Here's a problem (Exercise 3.21) from "A Term in Commutative Algebra" by Altman & Kleiman:
Let $k$ be a field, and $R=k[X, Y]$ be polynomial ring in two variables. Let $\mathfrak{m}=\langle X, Y\rangle$ - this is (maximal) ideal generated by $X$ and $Y$. Show that $\mathfrak{m}$ is a union of strictly smaller prime ideals.
And here's a slick solution at the back of the book. For each $f\in \mathfrak{m}$, we know that $f$ has a prime factor $p_{f}$ (because $R$ is UFD), and so $\mathfrak{m} = \bigcup_{f\in \mathfrak{m}} \langle p_{f} \rangle$. Each $\langle p_{f} \rangle$ is a prime ideal, and $\langle p_{f} \rangle\neq \mathfrak{m}$ because $\mathfrak{m}$ is non-principal.
Now my question is: Can we write $\mathfrak{m}$ as a countable union of strictly smaller prime ideals? I guess the answer could potentially depend on whether or not $k$ is infinite. I'd be interested seeing ideas for any field (say $k=\mathbb{C}$ if that makes it simpler).
Consider the set $S = \{X+\alpha Y \mid \alpha\in k\} \subset (X,Y)$.

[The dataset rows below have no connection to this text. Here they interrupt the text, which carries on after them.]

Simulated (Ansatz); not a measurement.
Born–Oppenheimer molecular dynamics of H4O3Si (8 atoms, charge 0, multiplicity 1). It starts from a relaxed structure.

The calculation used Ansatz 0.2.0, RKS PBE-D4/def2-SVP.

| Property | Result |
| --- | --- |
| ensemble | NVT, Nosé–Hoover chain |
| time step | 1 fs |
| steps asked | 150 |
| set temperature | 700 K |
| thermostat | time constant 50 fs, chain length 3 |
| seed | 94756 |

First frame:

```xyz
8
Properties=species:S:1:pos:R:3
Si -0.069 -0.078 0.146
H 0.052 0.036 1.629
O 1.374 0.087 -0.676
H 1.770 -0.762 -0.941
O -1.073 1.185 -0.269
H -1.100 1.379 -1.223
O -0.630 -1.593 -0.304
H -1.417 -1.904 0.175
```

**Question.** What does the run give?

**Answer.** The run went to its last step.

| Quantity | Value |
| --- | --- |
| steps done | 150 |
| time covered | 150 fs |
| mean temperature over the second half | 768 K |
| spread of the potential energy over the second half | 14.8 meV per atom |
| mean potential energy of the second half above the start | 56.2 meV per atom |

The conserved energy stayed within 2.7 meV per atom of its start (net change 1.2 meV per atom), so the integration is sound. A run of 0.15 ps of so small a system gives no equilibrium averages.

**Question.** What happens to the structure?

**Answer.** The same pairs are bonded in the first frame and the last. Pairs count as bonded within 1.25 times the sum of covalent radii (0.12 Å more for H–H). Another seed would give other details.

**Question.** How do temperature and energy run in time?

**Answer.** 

If an ideal $I$ contains two distinct elements of $S$, $X+\alpha Y$ and $X+\beta Y$, then it contains $\frac{1}{\beta-\alpha}((X-\alpha Y)-(X-\beta Y)) = Y$, and thus contains $X$ as well, so $(X,Y) \subset I$.
Since an ideal properly contained in $(X,Y)$ contains at most one element of $S$, it follows that $(X,Y)$ cannot be the union of $\kappa$ such ideals for $\kappa < |S| = |k|$.